An Afghan stain on the American flag
Prof. Abraham Ben-Zvi
Israel Hayom
August 17, 2021
At first glance, the rushed American withdrawal from Afghanistan, weeks before the target date, and the rapid takeover of the country - including the presidential palace in the capital, Kabul - holds within it a true paradox.
After all, the American eagle experienced a similar traumatic experience in late April 1975, when it ignominiously fled in the face of the all-out attack of the North Vietnamese army and the Viet Cong against the United States' South Vietnamese ally, which within a short time led to the fall of the capital, Saigon, and the reunification of the country under communist rule.
The US was supposed to have learned the lessons of the futility of ongoing low-intensity conflict with a zealous and determined ideological enemy, far in its worldview and behavioral patterns from the American "operational code". Moreover, its prior knowledge of the Afghan arena should have lit a glaring warning light before it even launched its direct military operations in this heart of darkness in October 2001.

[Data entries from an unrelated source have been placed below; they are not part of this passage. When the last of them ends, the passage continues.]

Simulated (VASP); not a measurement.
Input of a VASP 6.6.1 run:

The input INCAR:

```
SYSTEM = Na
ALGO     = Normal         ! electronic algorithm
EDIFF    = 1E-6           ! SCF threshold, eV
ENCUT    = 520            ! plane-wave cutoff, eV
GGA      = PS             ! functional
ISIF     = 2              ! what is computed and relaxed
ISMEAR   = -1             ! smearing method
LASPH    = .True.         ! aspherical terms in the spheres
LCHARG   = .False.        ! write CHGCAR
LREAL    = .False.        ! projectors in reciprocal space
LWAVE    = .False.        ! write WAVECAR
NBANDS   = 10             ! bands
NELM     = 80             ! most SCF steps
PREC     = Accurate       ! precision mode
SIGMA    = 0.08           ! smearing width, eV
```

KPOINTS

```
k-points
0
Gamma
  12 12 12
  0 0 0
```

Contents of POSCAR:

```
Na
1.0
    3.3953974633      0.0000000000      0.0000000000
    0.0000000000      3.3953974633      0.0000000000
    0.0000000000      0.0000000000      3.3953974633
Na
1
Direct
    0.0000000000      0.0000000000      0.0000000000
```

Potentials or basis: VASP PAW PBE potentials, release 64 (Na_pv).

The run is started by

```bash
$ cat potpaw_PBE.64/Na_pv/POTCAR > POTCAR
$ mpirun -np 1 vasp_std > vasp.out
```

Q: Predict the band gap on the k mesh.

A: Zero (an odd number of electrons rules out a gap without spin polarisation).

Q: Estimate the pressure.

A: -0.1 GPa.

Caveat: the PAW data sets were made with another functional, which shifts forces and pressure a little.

Two decades before the current chapter of American military involvement in Afghanistan had begun, against the backdrop of the Soviet invasion of the country in December 1979, US military advisers were being sent to Pakistan, which had become the forward base of the mujahideen forces that the US had founded, equipped and trained to fight the Soviets (this indeed played a decisive role in the humiliating defeat suffered by the Kremlin, and its withdrawal from Afghanistan after a decade of failures and bloodshed.
Despite the American familiarity with the Afghan experience with all its tribal, ethnic and religious divisions, and even though it had supposedly gained experience in managing low-intensity conflicts on the Afghan front against Soviet regular forces, Washington did not draw the conclusions. Thus, the US walked directly into the Afghan killing fields out of the naive belief that it would be possible to establish there, in lightning speed, the fundamental values and institutions of Western democracy and turn Afghanistan into a stable and functioning national state in the spirit of the American dream and tradition.
Just as America in the 1960s tied its fate up with the corrupt Saigon regime, America in the 2000s continued to maintain o-called "special ties" with the corrupt government based in the Afghan capital - a government that failed to pose any real challenge to the radical and militant Taliban.
In this context, we must not forget that it was then-Vice President Joe Biden who represented within the Obama administration the most naive position of all - that a functioning coalition between the Kabul government and the Taliban was an achievable goal.
Biden took his almost mystical belief in there being a "solution to every problem" and that it is always possible to find the redeeming equation that will enable the formulation of practical and pragmatic solutions to even the most complex disputes and copy-pasted it directly from the internal American dimension straight to the Afghan battlefield, where the Western concepts of compromise and "equitable agreements" were and remain completely alien.
In view of this ongoing march of delusion and inability to understand the nature of cultures where radical actors rule - a march that began in Vietnam and ends in Afghanistan – the question to be asked is what will the regional implications be of the current collapse (which is taking place at the same time as the United States continues with its gradual disengagement from Syria and Iraq)?
Although it is too early to draw clear cut conclusions from the difficult and embarrassing sight of a superpower fleeing without any honor from an arena where it lost 2,400 soldiers, one can assume that the moderate Sunni world on the one hand, and Israel on the other, will in the near future re-evaluate the credibility of the American Gulliver, who today looks more like a paper tiger.
Indeed, in view of the priorities of the Biden administration, which has put aside the international arena (with the exception of China) the question is not only what will be the fate of the Abraham Accords at a time when the American patron is no longer capable of providing a safety net to its "client states," but also whether other central actors in the international system (headed by Moscow and Beijing) will try to challenge the American Gulliver, who is currently tied down.